Former Gavilan College student Aaron Talavera instantly became friends with 20-year-old Halie Elliott after meeting her in an acting class three years ago. Conversations throughout their relationship often centered on film, acting, and scripts, and Talavera soon felt comfortable sharing his work with Elliott. After that, she became his go-to person for feedback.
“The best critique I received about any artwork of mine was from her,” Talavera said, who now works as a post production supervisor in Los Angeles.

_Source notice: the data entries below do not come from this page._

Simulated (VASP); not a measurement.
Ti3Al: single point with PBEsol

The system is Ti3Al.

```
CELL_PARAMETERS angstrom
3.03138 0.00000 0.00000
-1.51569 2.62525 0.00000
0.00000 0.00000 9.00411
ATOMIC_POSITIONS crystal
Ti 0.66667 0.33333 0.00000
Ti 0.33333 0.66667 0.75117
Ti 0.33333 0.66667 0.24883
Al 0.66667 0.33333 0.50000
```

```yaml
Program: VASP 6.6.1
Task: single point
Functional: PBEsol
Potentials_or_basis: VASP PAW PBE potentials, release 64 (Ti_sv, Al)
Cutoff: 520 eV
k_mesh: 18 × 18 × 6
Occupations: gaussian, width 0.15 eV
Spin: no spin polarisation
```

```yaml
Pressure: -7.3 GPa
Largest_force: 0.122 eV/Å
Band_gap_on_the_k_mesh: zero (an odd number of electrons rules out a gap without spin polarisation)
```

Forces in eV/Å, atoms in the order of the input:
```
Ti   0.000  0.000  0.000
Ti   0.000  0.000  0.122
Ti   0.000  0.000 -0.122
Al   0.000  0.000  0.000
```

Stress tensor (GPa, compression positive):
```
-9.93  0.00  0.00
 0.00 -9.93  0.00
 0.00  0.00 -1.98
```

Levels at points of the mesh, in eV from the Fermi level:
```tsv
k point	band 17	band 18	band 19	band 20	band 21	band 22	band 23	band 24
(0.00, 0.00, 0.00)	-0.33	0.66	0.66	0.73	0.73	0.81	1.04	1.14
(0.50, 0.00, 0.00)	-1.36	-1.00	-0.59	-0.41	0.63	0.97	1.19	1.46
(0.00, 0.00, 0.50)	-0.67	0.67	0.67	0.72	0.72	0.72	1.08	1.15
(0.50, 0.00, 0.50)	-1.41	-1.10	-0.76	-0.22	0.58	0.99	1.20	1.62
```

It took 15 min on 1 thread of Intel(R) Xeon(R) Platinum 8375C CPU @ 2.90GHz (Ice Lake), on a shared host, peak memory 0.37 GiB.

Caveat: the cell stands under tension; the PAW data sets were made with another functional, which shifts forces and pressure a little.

Talavera had dinner with Elliott on Dec. 22, one day before she was struck and killed in a hit-and-run accident on Hillcrest Road in Hollister. According to the Hollister Police Department report, Elliott was struck by a vehicle on Dec. 23 around 5:30 p.m. With information from witnesses, police located the suspected driver and determined there was probable cause to believe he may have been under the influence of drugs at the time of the crash.
Elliot was the second pedestrian fatality since 2016 in 41 reported cases of pedestrians being struck by a vehicle, according to police records. Additionally, there are 31 reports of bicyclists being involved in a collision with a vehicle in the same period.
At the dinner, Talavera asked Elliott if she wanted to focus on acting, directing or writing. Elliott simply responded with a “yes.”
“She didn’t want to paint herself into a corner and be stuck in one role,” Talavera said. “She wanted all of it. She had all the potential of making incredible films and putting together a flourishing film/acting career.”
Elliott, a Danville native, is remembered by her friends, classmates, and teachers for her energy, talent, and adventurous nature. She performed in her first children’s theater last semester and had plans to transfer to Loyola Marymount University in the fall.
“All of this has been very exciting,” Elliott said about her performance, which appears on Gavilan’s website. “Feeling the audience’s reactions kept the energy alive for my character.”
Elliott’s passion for directing and acting, combined with her energy and positivity, made it easy for classmates to befriend her.
In theater class, she liked to lighten the mood and made sure everybody was having fun.
“Halie was super fun and funny. She was so energetic that we often called her hyperactive,” Gavilan student Yusuf Haroon said. “She loved to record all the nonsense we performed backstage and add funny filters and sound effects for us all to laugh at.”
Haroon added that Elliott was once described as a “big orb of sunshine flying around the room.”
Elliott’s passion for performing inspired some of her peers to fight for their dreams.
“As an actor and film major, I’ll promise her I’m not going to give up and I want to make her proud no matter what,” Raul Alcantar said. “I’ll miss her to infinity and beyond.”
Elliott’s personality simply brightened her surroundings.
“I will remember her for her adventurous nature, willingness to play, and the generous manner with which she greeted and encouraged every writer,” Gavilan College English teacher Kimberly Smith said. “She brought hope and positivity into the room.”
When Elliott was not perfecting her writing or acting, she worked on her skateboarding tricks.
“She was constantly posting videos of her skateboarding, always trying harder and harder to master her tricks,” Haroon said.
Gavilan College student Sara Barclay knew Elliott for over a year. She said her death really hurt because she was gifted. Barclay last saw Elliott skateboarding a few days before the accident.
“I drove away thinking about all the wonderful things she was going to do with her life and how great it was going to be to watch her do those,” Barclay said.